Here are some notes of TF-IDF as a measure for identifying keywords in a document. To efficiently indexing documents for future search, it is important to identify the keywords in a document. For a word $latex w$ to be a good keyword, first, it should be relatively rare. This can be measured by the inverse document frequency (IDF), which is equal to
$latex \log_2 \frac{N}{N_w}$,
where $latex N$ is the number of all known documents and $latex N_w$ are the number of documents containing the word $latex w$. Secondly, a useful keyword is likely to appear frequently in the target document, thus we should multiple IDF by the term-frequency, which will be denoted as $latex n_w^d$ for the word $latex w$ and a document $latex d$. Therefore, the TF-IDF is defined as
TF-IDF = TF $latex \times$ IDF = $latex n_w^d \log_2 \frac{N}{N_w}$.
Now, let’s try to interpret TF-IDF in the context of information theory. In particular, the mutual information between two variables $latex X$ and $latex Y$ depicts the degree of correlation between the variables. If we consider the expression of the mutual information,
$latex I(X;Y)=\sum_{x,y} p(x,y) \log_2\frac{p(x,y)}{p(x)p(y)}\triangleq\sum_{x,y} i(x;y)$.
We can see that $latex I(X;Y)$ is large if individual terms $latex i(x;y)$ are large. This suggests that $latex i(x;y)$ can be used as a measure of how relevant between two outcomes $latex x$ and $latex y$.
Now, if we let $latex D$ denote a random document uniformly sampled from all possible documents and $latex W$ denote a random word uniformly sampled from all words inside all documents. What will be $latex i(d;w)$ for a document $latex d$ and a word $latex w$? We have
$latex i(d;w) = p(d,w) \log_2 \frac{p(d|w)}{p(d)}$
$latex = p(d) p(w|d) \log_2 \frac{1/N_w}{1/N}$
$latex = \frac{1}{N}\frac{n_w^d}{n^d} \log_2 \frac{N}{N_w}$
$latex = \frac{1}{N} \frac{TF-IDF(d,w)}{n^d},$
where $latex n^d$ is the number of words in the document $latex d$.

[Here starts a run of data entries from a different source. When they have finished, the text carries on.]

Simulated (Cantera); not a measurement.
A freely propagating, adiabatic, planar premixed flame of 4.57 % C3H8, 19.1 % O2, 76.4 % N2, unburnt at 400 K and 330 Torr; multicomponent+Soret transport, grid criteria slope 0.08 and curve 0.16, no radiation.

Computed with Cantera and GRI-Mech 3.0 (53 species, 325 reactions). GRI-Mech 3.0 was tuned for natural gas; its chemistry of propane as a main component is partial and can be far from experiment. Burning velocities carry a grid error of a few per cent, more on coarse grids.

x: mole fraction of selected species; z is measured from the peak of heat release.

Now, if we want to find the best keyword of a document $latex d$, we would try to find the $latex w$ that has the maximum $latex i(d;w)$. That is,
$latex w^*=\arg\max_w i(d;w)$
$latex =\arg\max_w \frac{1}{N} \frac{TF-IDF(d,w)}{n^d}$
$latex =\arg\max_w TD-IDF(d,w)$.
Note that the last equality holds since $latex N$ and $latex n^d$ are independent of $latex w$. This indeed suggests that TF-IDF is a good relevance measure between a document and a word.